Symbol Grounding Problem

From: Smith, Wendy (
Date: Tue Jan 23 1996 - 09:23:22 GMT

Searle (1980) proposed that computation alone was not cognition. He
suggested that cognition was some sort of computational process and
output, combined with some form of intentional phenomena. Furthermore,
the production of the intentional phenomena cannot be merely by running
a program. The Chinese Room argument is an ingenious mind experiment
devised to support this hypothesis.

Before we look as the Chinese Room, we have to look at the Turing Test.
The Turing Test sets the stage of having a computer in one room, and a
human being in another room. Identical messages are sent into both
rooms. If, from the replies , we are unable to distinguish between the
computer and the person, then deciding that one has a mind and one
doesn't is, on the surface, arbitrary rather than based on evidence.

Searle was criticising strong AI which, he claimed, considered the
programs to be explanations of cognitive states, rather than tools to
explore explanations. He quoted a program devised by Schank, which
provided a script and a story. The script referred to the "usual"
sequence of events in a certain type of situation, and the story was of
a specific situation of this type. Questions could then be asked which
couldn't be answered directly from the story, but could be inferred
from the knowledge of the script. Some workers considered that the
ability of a machine running these programs to answer the questions
correctly, as a human would, was evidence of understanding.

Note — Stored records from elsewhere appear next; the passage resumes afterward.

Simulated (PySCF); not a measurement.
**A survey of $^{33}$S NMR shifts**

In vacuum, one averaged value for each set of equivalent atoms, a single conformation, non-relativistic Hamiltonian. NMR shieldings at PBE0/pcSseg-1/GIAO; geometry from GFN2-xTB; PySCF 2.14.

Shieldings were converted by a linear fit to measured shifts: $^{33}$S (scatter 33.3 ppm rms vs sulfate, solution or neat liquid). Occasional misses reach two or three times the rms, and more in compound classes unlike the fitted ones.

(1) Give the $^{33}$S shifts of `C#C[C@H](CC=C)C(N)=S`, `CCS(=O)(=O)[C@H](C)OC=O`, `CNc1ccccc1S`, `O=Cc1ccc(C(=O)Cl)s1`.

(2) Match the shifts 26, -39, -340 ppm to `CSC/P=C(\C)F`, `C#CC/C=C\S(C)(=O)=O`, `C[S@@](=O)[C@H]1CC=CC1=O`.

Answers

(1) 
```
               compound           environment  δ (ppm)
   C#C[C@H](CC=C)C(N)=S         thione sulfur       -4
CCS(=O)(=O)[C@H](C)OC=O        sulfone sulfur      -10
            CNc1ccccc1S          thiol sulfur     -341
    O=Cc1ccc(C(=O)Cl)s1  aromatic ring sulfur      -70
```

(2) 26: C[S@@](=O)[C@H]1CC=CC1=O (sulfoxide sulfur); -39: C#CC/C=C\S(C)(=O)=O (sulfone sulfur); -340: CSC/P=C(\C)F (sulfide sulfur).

Searle asked us to imagine that he was locked in a room with a set of
Chinese symbols. He knows no Chinese, and the squiggles are meaningless
to him. He is then given a second set of Chinese symbols, along with a
rule book. The rules are written in English, and set out how he can
correlate the second batch of symbols with the first. He is then given
a third batch of symbols. By following he rules in his book, he can
correlate this batch with the other two batches, and return certain of
the symbols. To the people outside the door, they have provided Searle
with a script, a story and a question, all in Chinese; he has answered
in Chinese; ergo, he understands Chinese. From Searle's point of view,
he took some symbols and manipulated them in various ways based on
their shape. Understanding never entered the proceedings at any point.
Searle did not understand Chinese when he received the symbols;
manipulation of the symbols did not produce understanding; and he did
not understand Chinese when he gave the "answer" to the question.
Therefore, if the computer can understand, it isn't by virtue of it's
program, because Searle could "run" the same program and not
understand. Understanding is not intrinsic within the program. The
understanding was provided by an outside agent interpreting the input
and output of the system.

Therefore, if by computation we mean the manipulation of symbols based
on their shape, then computation alone is not cognition. There needs to
be something else. Searle had described this as an "intentional
phenomena", but this is not well specified. Searle did not understand
Chinese: the manipulations were syntactic, and based on the shape of
the symbols rather than their meanings. However, if the same mind
experiment had been performed with letters from an English alphabet,
then a different situation would arise. Searle would have performed the
same manipulations, but rather than being syntactic, the manipulations
would have been semantic, and the symbols would have had meaning.
Searle would have understood them, because the symbols were grounded.
The next problem is how the symbols are grounded.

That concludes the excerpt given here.